I’ve been trying to make sense of my last two to three years in school.
I’ve been constantly questioning my beliefs, my actions,my relationships etc. I’ve been getting more clarity with regards to what I feel my purpose is and how I should carry it out-this had been both scary, freeing, and exhilarating at the same time. I’m learning to do, act, think, and feel in spaces, relationships and associations that can honor me and enrich me. Lately I’m so grateful for the safe spaces I’ve come into contact with in these recent moments: counselor, my writing club in school, meeting other creatives. All of this I feel has helped encourage me, strengthen me and push me to go for what I want. I’ve been able to grow so much, gain critique on my work, gain confidence in my work.
So often coming from a traditional family made up of Caribbean immigrants I constantly encounter the pressure of becoming their idea of successful: becoming a doctor, lawyer or someone real dignified and making big money. Art and other creative pursuits are deemed to be unworthy and insignificant-never making or amounting to enough. I wish I could change their minds and I’ve tried, though my efforts proved futile. I’ve realized over the years that I don’t need the approval of family or loved one to make my art and any other creative pursuit that I take on to be deemed worthy.

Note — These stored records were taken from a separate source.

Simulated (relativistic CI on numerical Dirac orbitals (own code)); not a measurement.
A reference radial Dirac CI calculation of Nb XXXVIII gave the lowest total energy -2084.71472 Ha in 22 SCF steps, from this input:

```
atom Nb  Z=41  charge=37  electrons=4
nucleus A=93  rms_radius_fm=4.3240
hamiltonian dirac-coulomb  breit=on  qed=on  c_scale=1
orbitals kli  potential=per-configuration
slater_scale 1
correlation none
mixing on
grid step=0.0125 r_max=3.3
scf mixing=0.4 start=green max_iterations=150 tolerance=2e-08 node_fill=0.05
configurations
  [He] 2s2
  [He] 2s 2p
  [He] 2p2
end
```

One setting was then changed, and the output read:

I’ve gone through of shift of pushing and longing for acceptance with regards to what I do and who I am. I’m on the brink of leaving and that stage and it feels so good. I have realized that to look to another mortal being to make sense of who I am-a divine being/creation and who I’ve been created to be is just mad. As a millennial, an avid listener, and observer I’ve found most of people are still trying to figure themselves out and make a sense of themselves. Once they come into contact with one who has come to the acknowledgement and realization of who they are, they don’t know how to react. People often put down, avoid or make little of what they don’t or refuse to understand and I get it.
I’m in a place where I’m working to connect more go my inner spirit man. I’ve been praying and pushing positive energy toward my wants and desires. I’m grateful that things are starting to manifest and work in my favor.
I’m forever grateful for the journey it took to get here. I have faith that the rest of the journey will be even sweeter and get more fulfilling as time goes on.